I agreee with ideas stayed by wwheeler and austinado16.  The Main light switch is a convergence point where power is distributed to many circuits prior to arriving to fuse box.

I will suggest to start by checking your battery and charging system condition.  It seems to me that there is not much power (available  Amps) to feed the ignition coil and keep the car running.

As you say your car starts, we can presume that your battery is Ok for the moment. Nevertheless confirm that voltage with car off is close to 12.6 volts. If not charge it.

With car running battery voltage should be above 13.7 volts to 14.1

There is a cable from ignition tumbler in color red/black which is the feed wire to fuse port. No.2 (at fuse box) see how it looks. If not melted or damaged any way.  This cable feeds all T15 circuits, which are all the things which have current with ignition on.

The cable going to coil resistance also is red and black and comes from exactly the same point where the other red/black coming from ignition tumbler meets in fuse no.2 entry port.   Both cables are on the UN-fused side .

Make someone help you for doing some Multiimeter test to measure voltage at the ignition resistance input in the following conditions:

1. Ignition tumbler in the RUN position prior to cranking the engine, voltage must read close to the same voltage of battery.  Measure voltage at battery and then at this point, write the values.. a value close to 12.6 volts is perfect, if it is 12v is not enough

2. Crank engine and warm it and let it Iddle.  Without turning light on, measure voltage again at the battery, and later at the coil resistance input side. Values should be now close to 13V or more as the alternator, generator should be working.  The value should be higher than then ones noted on point 1)

3. Make a friend turn lights on while you measure voltage at ignition coil resistance. Note values in your mind, see if there is a significant voltage drop that is not corrected by the charging system in a while. You should expect that voltage drops for a few seconds and then you should see a recovery as voltage regulator is doing is work (the part outside alternator. Or if alternator has internal voltage regulator, the same).

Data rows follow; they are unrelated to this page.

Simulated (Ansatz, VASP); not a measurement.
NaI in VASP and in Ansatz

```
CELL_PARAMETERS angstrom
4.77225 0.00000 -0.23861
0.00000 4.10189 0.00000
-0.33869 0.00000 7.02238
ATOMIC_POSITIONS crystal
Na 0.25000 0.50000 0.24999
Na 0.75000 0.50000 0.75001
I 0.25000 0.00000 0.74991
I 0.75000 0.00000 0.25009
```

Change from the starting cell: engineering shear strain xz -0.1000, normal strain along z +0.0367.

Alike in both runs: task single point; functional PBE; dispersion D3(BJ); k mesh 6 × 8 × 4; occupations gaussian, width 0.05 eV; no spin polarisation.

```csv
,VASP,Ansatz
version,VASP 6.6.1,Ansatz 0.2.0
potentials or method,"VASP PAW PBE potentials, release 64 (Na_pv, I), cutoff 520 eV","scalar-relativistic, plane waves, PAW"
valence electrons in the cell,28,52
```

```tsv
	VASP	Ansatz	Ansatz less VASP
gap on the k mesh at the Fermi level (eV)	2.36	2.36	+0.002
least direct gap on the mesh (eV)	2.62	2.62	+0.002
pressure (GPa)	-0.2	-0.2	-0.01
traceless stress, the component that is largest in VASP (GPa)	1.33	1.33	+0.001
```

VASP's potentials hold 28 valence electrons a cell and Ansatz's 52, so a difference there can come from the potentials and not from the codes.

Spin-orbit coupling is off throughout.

If we observe that voltage keeps dropping our charging system is defective.  Battery may also be damaged if it can not keep voltage for 30 minutes or more to drive you safely home.

You have not mentioned in your post if the charging light on the instrument cluster comes on at any moment. Charge light should come on prior to starting engine and turn off after engine is running.  If it does not come on at any moment the bulb is burned in which case we have found the culprit.  Remove central instrument cluster and replace The charge light bulb (red) with one of the same size a wattage (power). It should be 4W.  Without that bulb the charging system does not operate correctly.

Nevertheless, you have to check your alternator connections to see if they are clean and tight. The same for the connections at external voltage regulator.  The ground connection of the external voltage regulator, and the list goes on and on....

If you have experienced strange electrical behavior in the past I think is time to service your wiring harness.  Cables are prone to aging and there are many Things to change and service in an old wiring loom to eliminate those erratic behaviors, and bring it back to a trouble free mint condition.

I do that for friends and customers. Contact me per PM if you need help on that.

Best regards
« Last Edit: August 26, 2020, 17:31:47 by lpeterssen »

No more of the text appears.